3-way showdown for $8.55M at World Series of Poker as final table stretches to longest ever

By Oskar Garcia, AP
Sunday, November 8, 2009

3-way showdown for $8.55M at World Series of Poker

LAS VEGAS — Eric Buchman was eliminated from the World Series of Poker main event in fourth place Sunday morning, setting up a three-way showdown to determine which two players would face off for the $8.55 million title.

It was the longest main event final table in history, stretching past 14 and a half hours and 274 hands.

Buchman lost most of his chips to 25-year-old French poker professional Antoine Saout to give Saout a large chip lead, then couldn’t survive enough all-in wagers to build back from the hand.

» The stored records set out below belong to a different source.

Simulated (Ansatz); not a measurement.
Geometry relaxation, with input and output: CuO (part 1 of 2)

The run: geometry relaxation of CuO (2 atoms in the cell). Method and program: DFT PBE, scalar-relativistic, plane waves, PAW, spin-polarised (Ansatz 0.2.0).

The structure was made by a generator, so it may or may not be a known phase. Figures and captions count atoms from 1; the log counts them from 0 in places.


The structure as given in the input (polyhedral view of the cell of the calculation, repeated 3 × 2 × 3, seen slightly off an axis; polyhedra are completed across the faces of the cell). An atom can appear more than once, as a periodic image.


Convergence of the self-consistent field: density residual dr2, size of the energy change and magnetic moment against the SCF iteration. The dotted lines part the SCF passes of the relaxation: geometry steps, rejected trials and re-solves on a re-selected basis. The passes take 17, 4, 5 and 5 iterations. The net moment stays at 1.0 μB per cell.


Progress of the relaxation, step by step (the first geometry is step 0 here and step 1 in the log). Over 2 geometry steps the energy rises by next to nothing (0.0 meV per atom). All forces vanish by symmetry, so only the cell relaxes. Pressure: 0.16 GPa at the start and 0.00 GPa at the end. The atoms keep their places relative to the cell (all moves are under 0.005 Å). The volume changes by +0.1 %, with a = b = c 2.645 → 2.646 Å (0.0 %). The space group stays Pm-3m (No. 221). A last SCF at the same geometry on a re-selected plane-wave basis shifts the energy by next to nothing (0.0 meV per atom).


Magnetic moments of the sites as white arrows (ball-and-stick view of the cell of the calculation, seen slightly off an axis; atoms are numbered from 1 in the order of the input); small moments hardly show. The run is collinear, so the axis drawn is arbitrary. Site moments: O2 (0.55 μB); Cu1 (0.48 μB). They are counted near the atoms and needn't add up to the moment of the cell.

Buchman was finally eliminated from the no-limit Texas Hold ‘em tournament with an ace-five after a king on the turn gave Darvin Moon a pair. Buchman came from behind on an all-in bet against Moon a few hands earlier, but Moon bested Buchman for all his chips to pull near Saout in chips.

“When you get short, you have to gamble,” Buchman said. “I didn’t expect to win. I expected to make it deep.”

Buchman, a 30-year-old professional poker player from Hewlett, N.Y., won $2.5 million for fourth place.

Buchman’s loss left Saout playing against Moon, a 46-year-old self-employed logger from Oakland, Md., and Joe Cada, a 21-year-old poker professional who staged a huge comeback to outlast most of the final table.

Each player left in the final three was guaranteed $3.5 million, but two would emerge from the unusually long card session as competitors destined for a heads-up showdown for the title late Monday night.

Saout nearly eliminated Cada on the next hand when his queens looked to be dominating Cada’s deuces, but a third deuce double’s Cada’s stack and made him the fifth chip leader of the session.

“Destiny, that’s what it is. Destiny,” one of Cada’s hometown supporters from Michigan said.

Saout’s loss tempered a surge that began Saturday afternoon, after he started the final table eighth in chips.

He eliminated Jeff Shulman in fifth place when Shulman gambled his tournament life with pocket sevens against Saout’s ace-nine. Known in poker as a race, the hands had nearly an equal chance of winning against each other.

Saout picked up a nine on the flop and Shulman failed to improve on the turn or river. By then, the players had logged about 10 hours at the table during roughly 250 hands.

One of poker’s most famous faces was bounced from the event about three hours earlier, one of two quick eliminations.

Phil Ivey, a 32-year-old poker professional from Las Vegas, got unlucky against Moon for his last 6.5 million chips. Ivey gambled with an ace-king and found himself ahead of Darvin Moon’s ace-queen, but Moon hit a queen on the flop and Ivey failed to improve.

“It is definitely just about winning, so it’s disappointing I did not win,” Ivey said. “But I am happy with the way I played. I think I made pretty good decisions with the amount of chips that I had, and I think I gave myself as much possibility of winning it as I could.”

Minutes later, Moon was behind again with ace-queen against Steven Begleiter’s pocket queens, but a river ace eliminated Begleiter in sixth place and gave Moon a chip lead.

Begleiter, a 47-year-old former Bear Stearns Cos. executive, won $1.59 million for sixth place. Ivey won $1.4 million for seventh.

“I was one card from being back in the thick of it. I really thought the hand was mine,” Begleiter said. “I’d almost prefer to go out like that — it’s way easier.”

When asked what he planned to do after the final table, Begleiter said: “I want to go somewhere and cry a little bit.”

The rapid-fire eliminations by Moon quickly changed a final table that had developed into a slow grind Saturday after Kevin Schaffel and James Akenhead were eliminated early in the day.

Schaffel, a 52-year-old cash game player from Coral Springs, Fla., was eliminated in eighth place with the game’s best starting hand after he took out London pro James Akenhead in ninth place.

Akenhead delayed his elimination early on by tripling his chips, but he lost most of the stack on two hands to Schaffel. He busted out when his pocket pair of threes couldn’t improve against the pocket nines held by Schaffel.

He took home $1.26 million for ninth place, nothing beyond what each final table player was awarded in July when they made it to the top of a field of 6,494 entrants in the tournament.